Like the broader real estate market, sales of high-end homes took a beating during the housing bust, but they’ve bounced back even faster since the recovery began.
In September, the value of homes in the top 5 percent increased nearly 10 percent over the previous year, while the broader market saw gains of just over 6 percent. Although experts don’t expect double-digit gains to continue, they still say strong fundamentals will continue to drive strong sales for high-end homes.
“There is a slowdown, but the top 5 percent of the market is faring much better than the U.S. as a whole,” says Zillow economist Svenjya Gudell. “But the sales are still very robust.”
Here are 5 reasons luxury home sales are still going strong:
1. The rich are getting richer. The uneven economic recovery has widened the income gap between the wealthiest Americans and poorest. Data published by economists Emmanuel Saez and Thomas Piketty show that the top 1 percent of households by income has captured a staggering 95 percent of income gains between 2009 and 2012, while the bottom 90 percent have seen income fall by 16 percent. High earners also tend to have larger stock portfolios, so they’ve benefited the most from the booming stock market of the last four years. Those lucky enough to have benefited in the downturn are looking for for homes that meet the needs of their lavish lifestyle. Wealthier homebuyers are also less sensitive to rising interest rates, and less likely to let a small increase in rates affect their buying decision.
2. Jumbo mortgages are historically cheap. While many luxury home buyers are happy to plunk down cash for their mansions, those who choose a mortgage will find an unusually friendly financing market. Jumbo loans (those for more than $417,000 in most of the country, and $625,500 in high-cost areas) generally have cost much more than conforming loans, and had more onerous requirements regarding credit and down payments. Plus, borrowers can write off the interest up to $1 million dollars borrowed for a home.
Today, there is no difference in rates for jumbo and conforming loans, and many banks have loosened some of their screening requirements. “Not only is there more credit available to jumbo borrowers, but the terms have really improved relative to smaller, government backed loans,” says Greg McBride, a senior financial analyst at Bankrate.com.

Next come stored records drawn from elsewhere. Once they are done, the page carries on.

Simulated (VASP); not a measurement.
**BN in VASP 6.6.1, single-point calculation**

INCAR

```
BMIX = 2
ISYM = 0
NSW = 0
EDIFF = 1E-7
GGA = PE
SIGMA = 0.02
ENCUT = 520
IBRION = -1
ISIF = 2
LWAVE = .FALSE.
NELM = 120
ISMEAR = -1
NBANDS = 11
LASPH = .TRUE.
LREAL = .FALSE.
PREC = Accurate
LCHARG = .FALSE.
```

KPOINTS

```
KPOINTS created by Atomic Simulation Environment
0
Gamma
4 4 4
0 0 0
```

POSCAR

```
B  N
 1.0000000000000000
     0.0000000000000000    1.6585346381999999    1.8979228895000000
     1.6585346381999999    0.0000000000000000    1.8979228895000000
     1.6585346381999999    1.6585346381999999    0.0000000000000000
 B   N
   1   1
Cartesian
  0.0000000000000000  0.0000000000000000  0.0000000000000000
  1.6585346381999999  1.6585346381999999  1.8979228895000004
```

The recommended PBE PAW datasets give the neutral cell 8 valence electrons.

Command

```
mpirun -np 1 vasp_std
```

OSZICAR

3. Foreign buyers are snapping up homes. The ultra-wealthy in the United States aren’t the only ones who have seen phenomenal growth gains in recent years. Foreign buyers with cash to burn are increasingly looking for a pied-a-terre in the states. Earlier this year, Trulia reported that real estate searches from outside the country comprised 4.3 percent of their traffic, and more than 10 percent of traffic to global cities like Miami, Los Angeles, and Honolulu. “The buyers from Europe and Asia have a sense of urgency when they’re looking,” says Jade Mills, a realtor with Coldwell Banker Previews International. “They think that the homes in our market are a good buy compared to where they are living.”
4. Luxury home builders are back at work. After years on the sidelines, luxury home builders are putting up new home and selling them at a premium, thanks to reduced inventory and increased demand among buyers. Signed contracts at Toll Brothers, the country’s largest builder of luxury homes increased 23 percent in dollars and 6 percent in units in the fiscal fourth quarter. The average price for a Toll Brothers home increased to $703,000, from $651,000 in the previous quarter, and $582,000 in the fiscal fourth quarter of 2013. “Due to a shortage of approved home sites, labor constraints in some markets, and a lack of available capital for small and mid-sized privately owned builders, the supply of luxury homes is still not meeting current demand, let alone the pent-up demand of the last seven years,” CEO Robert I. Toll said in a statement. “This supply constraint could lead to a further escalation in luxury home prices above and beyond normal trends until industry production returns to historic equilibrium.”
5. Trade-up buyers are making moves. It’s tough for today’s first-time buyers to scrape together cash for a down payment, but the market’s recent gains have given a leg up to current home owners looking to sell their house and move to a larger, more expensive abode. Many folks who had been underwater during the downturn are now able to sell their property and net enough money for a down payment on an upgraded house. More than 85 percent of homeowners with a mortgage in the second quarter have some equity in their home, up from less than 75 percent in the fourth quarter of 2011, according to CoreLogic. Move-up buyers are also having an easier time selling their home in today’s market, since inventory remains tight in most markets.